TUPELO • The Lee County Board of Supervisors unanimously approved its budget for the next fiscal year in a special called meeting Friday, with one supervisor expressing concern over the money allocated for the sheriff’s department.
District 4 Supervisor Tommie Lee Ivy ultimately voted for the budget after previously saying he would consider withholding his support if he did not get a commitment from Lee County Sheriff Jim Johnson to hire more minority field deputies.
“This was a hard test for me to do, and I prayed about it,” Ivy said. “I couldn’t single out one department head in the budget without singling out every department head.”
Ivy said if he had voted against the budget, he would have been voting against the other county employees who he thinks do a great job.
Ivy also said he spoke to Johnson about the possibility of hiring more minority field deputies, but said Johnson only committed to hiring the most qualified people for positions.
“(Johnson) said he was just going to look for qualified people, and the sheriff said he wouldn’t make a commitment to getting more black field deputies.”
Lee County Sheriff Jim Johnson confirmed to the Daily Journal he had a conversation with Ivy and said Ivy specifically asked if the sheriff’s department could hire more black field deputies.

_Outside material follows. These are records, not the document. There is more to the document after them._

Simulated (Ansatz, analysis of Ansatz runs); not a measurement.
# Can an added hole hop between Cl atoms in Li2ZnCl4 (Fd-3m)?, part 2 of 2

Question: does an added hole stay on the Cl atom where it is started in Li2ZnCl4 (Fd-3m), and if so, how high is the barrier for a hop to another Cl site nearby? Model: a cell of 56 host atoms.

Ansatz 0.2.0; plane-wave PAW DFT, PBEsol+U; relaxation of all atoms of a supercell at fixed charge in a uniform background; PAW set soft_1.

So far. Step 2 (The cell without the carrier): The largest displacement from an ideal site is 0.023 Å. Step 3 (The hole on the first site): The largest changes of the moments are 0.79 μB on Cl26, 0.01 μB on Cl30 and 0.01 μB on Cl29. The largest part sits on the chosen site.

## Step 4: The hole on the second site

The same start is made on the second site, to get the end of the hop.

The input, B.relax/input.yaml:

“I assured Mr. Ivy that I always hire the best qualified people for the position I’m looking to fill,” Johnson said.
The sheriff’s department receives the most funds from the county with approximately $7 million going to fund the department. Bill Benson, the interim county administrator, previously told the Daily Journal about $3 million is allocated for administration, $2.5 million is set aside for the jail, $300,000 goes toward the inmate work center and $1 million is for the juvenile center.
Additionally, Benson said he is pleased with the approved budget and said it serves the needs of the county and ensures the county departments have enough money to operate efficiently.
“It stays within its means without raising taxes,” Benson said.
A few small changes in the budget include purchasing new handicap voting machines for $134,000, increasing contributions for the public employee’s retirement system by $100,000 and giving county employees a 2% raise.
The county will also take on the responsibilities of operating the first circuit drug court, which will be no cost to the county.
District 3 Supervisor Tony Roper said he was pleased with the budget and thanked Benson for compiling the budget.
“It keeps the taxes low and keeps the county running,” Roper said.